Through a material back-and-forth, Bourret and O’Connell employ their mutual interest in the manipulation of indexes to suggest further generative possibilities. Both artists use indexical procedures (e.g. photographic processes, prints, stencils, molds, etc.) to make effects of the past present. In making, recording, and displaying residues, their work provokes both memories of and projections into pasts as viewing becomes an act of reconstruction. In ‘Harry and Pete,’ an expanding series of works traces material and conceptual transformations that reflect both deliberate responses as well as chance effects.

To begin their conversation, O’Connell will capture the pattern of light entering the gallery through the window on a photosensitive canvas. The shapes of this image will become the basis for a group of monochrome ‘embossed paintings’ by Bourret that play with the exasperating experience of a painter who inadvertently exposes the otherwise invisible ‘structural support’ of the canvas – the stretcher.
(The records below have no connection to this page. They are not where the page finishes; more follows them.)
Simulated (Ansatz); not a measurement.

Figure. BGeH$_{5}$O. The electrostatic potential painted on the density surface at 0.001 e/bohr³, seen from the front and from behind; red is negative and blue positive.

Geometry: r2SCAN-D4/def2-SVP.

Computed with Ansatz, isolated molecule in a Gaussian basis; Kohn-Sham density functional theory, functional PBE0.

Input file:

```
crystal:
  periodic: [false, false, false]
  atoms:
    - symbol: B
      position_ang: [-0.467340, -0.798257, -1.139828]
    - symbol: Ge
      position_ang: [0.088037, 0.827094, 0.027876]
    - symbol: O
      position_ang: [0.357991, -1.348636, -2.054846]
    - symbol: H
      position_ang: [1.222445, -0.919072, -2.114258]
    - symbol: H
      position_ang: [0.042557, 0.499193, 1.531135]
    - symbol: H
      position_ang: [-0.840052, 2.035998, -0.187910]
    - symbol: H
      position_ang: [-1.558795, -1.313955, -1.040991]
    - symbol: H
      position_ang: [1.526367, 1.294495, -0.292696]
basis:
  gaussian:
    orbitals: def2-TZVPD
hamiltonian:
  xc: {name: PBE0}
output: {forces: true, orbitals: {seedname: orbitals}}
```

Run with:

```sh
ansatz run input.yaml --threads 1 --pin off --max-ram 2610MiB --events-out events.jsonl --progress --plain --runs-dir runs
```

After this initial exchange, which reflects aspects of their own practices, Bourret and O’Connell will use the remainder of their materials (e.g. plywood, canvas, paint, concrete, etc.) in further two- and three-dimensional works. As an example, they use the shapes removed from Bourret’s supports as molds for sculptural forms so that the negative structure of one group of work determines the positive form of the next.

As the available materials diminish, how one piece materially determines the possibilities for the next becomes increasingly acute, forcing provocations and responses. Problems are created and solutions proffered. Ultimately, even the work-table used for ‘Harry and Pete’ is cannibalized.

The title of show refers to the relationship between artists Harry Holtzman and Piet Mondrian.